The Board of Supervisors held a special meeting Saturday morning after staff members discovered a problem with one of the budget-related motions the board made at its April 4 meeting and voted to reaffirm the 89-cent tax rate it set on Tuesday night.

The meeting was held on the morning of April 8 to accommodate supervisors' schedules and to allow County Treasurer H. Roger Zurn to mail tax notices to residents.

On Thursday, board members were alerted there was a problem with a motion originally made by Supervisor Mick Staton (R-Sugarland Run), which funded 24 new sheriff's deputies by making a 3 percent across-the-board cut in the county's operational and management budget. The 3 percent cut would have resulted in $2.7 million of savings, covering the requested deputies, which were valued at $2.4 million.

The problem with the motion came when staff members discovered that several agencies' operation and management budget could not be easily adjusted to create the needed savings.

Budget manager Ari Sky told the board that after applying the 3 percent cut to the operating and management budgets, there was a total of $1.6 million in savings, leaving a gap of approximately $800,000.

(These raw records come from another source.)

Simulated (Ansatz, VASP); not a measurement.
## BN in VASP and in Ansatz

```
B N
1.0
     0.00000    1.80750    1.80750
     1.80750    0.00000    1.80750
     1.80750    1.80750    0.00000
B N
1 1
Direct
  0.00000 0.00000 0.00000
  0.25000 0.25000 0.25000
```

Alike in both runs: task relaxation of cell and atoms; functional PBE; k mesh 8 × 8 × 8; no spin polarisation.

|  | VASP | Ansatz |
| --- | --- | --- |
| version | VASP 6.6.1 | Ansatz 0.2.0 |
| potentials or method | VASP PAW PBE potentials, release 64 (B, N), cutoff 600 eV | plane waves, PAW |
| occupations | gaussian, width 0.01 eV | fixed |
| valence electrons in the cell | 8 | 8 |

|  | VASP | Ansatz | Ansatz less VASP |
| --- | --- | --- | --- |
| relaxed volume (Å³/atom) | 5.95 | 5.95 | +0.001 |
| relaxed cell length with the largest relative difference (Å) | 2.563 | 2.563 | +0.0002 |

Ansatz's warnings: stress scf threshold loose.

WHEN BOARD chairman Scott K. York (I-At large) explained the situation at the start of Saturday's meeting, he said the board convened because one of the options to make up the lost revenue was to raise the 89-cent tax rate. In order to create the savings needed, the tax rate would have had to be raised a quarter of a cent.

York made it clear, however, that raising taxes was not the only option for fixing the problem.

"There are about four ways that we can do this," he said. "One is to simply approve or reconfirm the motion with the understanding of what it means for the various agencies. We have the option of redirecting funds from general government and schools. The other option is that, out of the $7 million that was given to the schools, take $2.4 [million] for the Sheriff's Office."

The meeting, which was added to the schedule late Friday afternoon, was met with opposition by some of the board members. Supervisors Lori Waters (R-Broad Run), Eugene Delgaudio (R-Sterling) and Staton were not present at the meeting.

Waters, who originally planned to attend, put out a public statement saying she believed that the meeting was being held illegally.

"Considering that one supervisor had not received his own notice as of 4:30 yesterday, and also considering that the county's electronic system was down until at least 11 p.m. last night, I question whether the public has been well-informed of this meeting," she said in the statement, which was handed out at the morning meeting.

Both Staton and Delgaudio refused to attend the meeting for similar reasons.

MANY OF THE supervisors who were present did not believe that the meeting was being held illegally because it was qualified as a special or emergency meeting, which only requires the public to be notified at the same time the members of the board are, not the three business days notice required for regular meetings.

"This is not a secret meeting," Supervisor Bruce E. Tulloch (R-Potomac), vice chairman of the board, said. "This is not an illegal meeting. This is a meeting to solve a problem. I think this meeting was appropriate and in the right order."

However, the supervisors who were not present questioned whether the issue at hand called for an emergency meeting when the board had a meeting scheduled for Tuesday, April 11.

"I do not believe today's call is an 'emergency,' of any kind," Delgaudio said in an e-mail.

In addition to reaffirming the tax rate, the present board members voted to forward consideration of Staton's motion to its April 18 meeting. At the meeting, where all supervisors are expected to present, the board will discuss whether it can find an alternative source of the revenue needed to grant the Sheriff's Office its additional deputies. Until a final decision has been reached, however, the sheriff's department, and possibly other agencies, will remain in limbo and the budget debates will continue.